The Democratic Movement (Mouvement démocrate, MoDem) is a centrist, social liberal and pro-European French political party that was founded by centrist politician François Bayrou to succeed his Union for French Democracy (UDF) and to contest the 2007 legislative election, after his strong showing in the 2007 presidential election.[1]

Initially named "Democratic Party" (Parti démocrate), it was renamed "Democratic Movement",[2] because there was already a small Democratic Party in France.[3]

Traditionally, the UDF had always supported right-wing governments since its creation by Valéry Giscard d'Estaing. The UDF aligned itself with the Union for a Popular Movement (UMP) following its creation in 2002, and even took part in the government coalition in the Senate from 2002 to 2007, though it did not participate in the Cabinet (except for Gilles de Robien). However, during the second term of Jacques Chirac, the UDF became increasingly independent of the UMP. On the initiative of its leader François Bayrou, it eventually supported a censure motion along with the Socialist Party.




2007 presidential election

During the 2007 presidential campaign, François Bayrou advocated a national unity government. Although eliminated in the first round, a high number of voters (over 18%) supported him, partly because of his independence from major parties. Following the election, he founded the Democratic Movement (MoDem) on May 29 to reinforce his strategy of political independence. MoDem was also supported by the Union of Radical Republicans.

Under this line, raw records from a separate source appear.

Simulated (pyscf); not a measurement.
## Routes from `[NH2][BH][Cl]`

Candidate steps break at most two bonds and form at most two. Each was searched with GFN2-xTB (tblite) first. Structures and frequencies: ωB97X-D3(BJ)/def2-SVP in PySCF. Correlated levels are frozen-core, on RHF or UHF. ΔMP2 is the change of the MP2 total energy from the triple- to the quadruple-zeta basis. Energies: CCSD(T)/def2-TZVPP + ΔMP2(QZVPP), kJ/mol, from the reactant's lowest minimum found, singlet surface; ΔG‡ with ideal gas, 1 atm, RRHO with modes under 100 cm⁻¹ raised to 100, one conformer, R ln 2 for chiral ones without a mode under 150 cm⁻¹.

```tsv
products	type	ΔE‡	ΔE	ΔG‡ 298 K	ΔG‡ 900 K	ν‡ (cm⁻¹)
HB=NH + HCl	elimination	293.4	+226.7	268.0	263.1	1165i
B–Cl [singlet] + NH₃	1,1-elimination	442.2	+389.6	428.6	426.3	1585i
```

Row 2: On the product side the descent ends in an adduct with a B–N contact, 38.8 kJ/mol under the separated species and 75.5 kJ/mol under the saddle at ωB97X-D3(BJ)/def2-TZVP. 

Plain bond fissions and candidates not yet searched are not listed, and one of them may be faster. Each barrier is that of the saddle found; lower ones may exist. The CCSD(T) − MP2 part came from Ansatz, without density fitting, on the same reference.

Some members of the UDF did not agree with this new strategy because the weighted French balloting system would hinder the Democratic Movement from obtaining seats in the legislative elections. These members created the New Centre, continuing their support for the newly elected president Nicolas Sarkozy.

2007 legislative election

The Democratic Movement won 7,61% of the votes in the first round of the June 2007 legislative election. Candidates ran under the UDF-MoDem banner, since the party had not yet been created officially. The party gained three seats in the National Assembly of France (not including Abdoulatifou Aly who was elected in Mayotte for a party affiliated to the MoDem. He sat with the New Centre for a short while but he is now sitting with the MoDem deputies[4]). Thierry Benoit, one of the four MPs, has been vocally critical of the party,[5] but he actually sits for the MoDem and defends the movement's policies. He stated that he drew the conclusions of being elected joinly by centre-right and left-wing citizens.[6]

Official foundation

The MoDem became an official political party on 1 December 2007 following its founding assembly in Villepinte, Seine-Saint-Denis, in the suburbs of Paris. The assembly elected Bayrou, who ran uncontested, as the party president, and also elected 29 others to the provisional executive board.


During the 2007 presidential election, François Bayrou stressed three points: the public debt, the need for change and ouverture to the right/left political system and the need of constitutional reforms in that direction. These will be the central issues of MoDem.

MoDem will be something different from UDF. First, many members left to form the New Centre. Second, some Greens (including an MEP) are to join the new party and also Corinne Lepage, leader of CAP 21, has stated her desire to work with MoDem in order to re-found political ecology beyond the left-right divide. MoDem will thus be a centre-left party with a different and broader electoral base from the late UDF.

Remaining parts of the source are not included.